Planting the Seed for Science Education in the Virgin Islands
This April WTJX is leveraging its unique natural environment in the US Virgin Islands to engage local children and families in STEM-themed activities as part of PBS KIDS' Explore the Outdoors initiative.
On St. Thomas, and building on many of the biotechnology themes featured in WILD KRATTS, WTJX’s Metamorphosis Project engaged students at Joseph Gomez Elementary School in studying the metamorphosis of a butterfly. Caterpillars and food were installed in the classroom for students to see the metamorphosis of the local frangipani caterpillar over a two-week period. WTJX worked via technology infusion to capture this process on film so that the students can share the findings with other classrooms and schools. To complement the in-class activity, students also attended a field trip to the Butterfly Garden Park to learn about metamorphosis and to see the various stages of a variety of butterflies. Students were then taken to St. Thomas Radiology to observe the MRI imaging of the frangipani moth pupa. The Metamorphosis Project allowed students to explore animal activity and development in a habitat. Perhaps most importantly, it most likely enabled students to gain a better understanding of the school curriculum related to metamorphosis. Test scores and grades are expected soon to confirm this.
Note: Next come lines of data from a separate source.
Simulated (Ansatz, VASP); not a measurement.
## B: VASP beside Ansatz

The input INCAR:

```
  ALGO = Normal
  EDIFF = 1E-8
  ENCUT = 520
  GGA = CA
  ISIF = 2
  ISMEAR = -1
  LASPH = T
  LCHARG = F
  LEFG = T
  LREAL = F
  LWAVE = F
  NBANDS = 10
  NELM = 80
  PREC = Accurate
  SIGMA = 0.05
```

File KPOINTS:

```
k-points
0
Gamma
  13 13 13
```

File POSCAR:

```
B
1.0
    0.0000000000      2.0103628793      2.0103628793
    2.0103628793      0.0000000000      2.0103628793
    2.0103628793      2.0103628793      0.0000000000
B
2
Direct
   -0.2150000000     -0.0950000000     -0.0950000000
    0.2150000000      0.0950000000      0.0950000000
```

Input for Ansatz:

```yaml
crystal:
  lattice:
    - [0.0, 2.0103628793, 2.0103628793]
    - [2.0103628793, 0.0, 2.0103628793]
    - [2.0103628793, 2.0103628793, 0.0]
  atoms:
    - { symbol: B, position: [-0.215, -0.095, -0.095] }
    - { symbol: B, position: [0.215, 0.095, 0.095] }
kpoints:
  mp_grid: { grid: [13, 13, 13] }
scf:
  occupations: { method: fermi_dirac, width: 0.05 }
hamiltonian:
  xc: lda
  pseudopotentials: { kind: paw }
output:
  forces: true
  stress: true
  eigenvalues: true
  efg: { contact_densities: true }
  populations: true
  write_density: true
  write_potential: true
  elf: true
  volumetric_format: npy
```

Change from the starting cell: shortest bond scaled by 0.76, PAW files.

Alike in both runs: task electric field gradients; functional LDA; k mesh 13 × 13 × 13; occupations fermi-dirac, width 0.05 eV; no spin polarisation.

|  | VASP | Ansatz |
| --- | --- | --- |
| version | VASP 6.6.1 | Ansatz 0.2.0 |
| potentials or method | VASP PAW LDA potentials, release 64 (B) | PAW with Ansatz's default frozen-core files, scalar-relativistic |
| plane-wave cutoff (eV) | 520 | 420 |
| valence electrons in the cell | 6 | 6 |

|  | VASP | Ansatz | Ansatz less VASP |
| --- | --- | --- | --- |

Similarly, on St. Croix and St. John, WTJX’s Seedling Project engaged students in planting a community box garden in collaboration with the Department of Human Services Preschool Division and the Department of Agriculture. Kids had a blast planting 800 seedlings, each child with his/her very own pair of gardening gloves. Seedlings included basil, lettuce, arugula, spinach, and some tomato plants at Head Start locations. Produce harvested from the garden will be used to engage students in preparing meals. The Seedling Project helped children learn how science, the earth, micro-organisms and plant life co-exist, as well as tied into PBS KIDS and STEM curricula related to food groups, botany, agriculture and gardening techniques. Some students got a very real lesson in plant and animal life co-existence, as they had to erect barriers and fences to protect the plants from being eaten by local iguanas. The project also helped increase student participation at Head Start locations, and their ability to recognize various fruits and vegetables.
The Metamorphosis and Seedling Projects are two tangible ways WTJX is extending the STEM education mission and impact of PBS KIDS beyond broadcast to engage local families and a diverse group of community partners across the three main US Virgin Islands.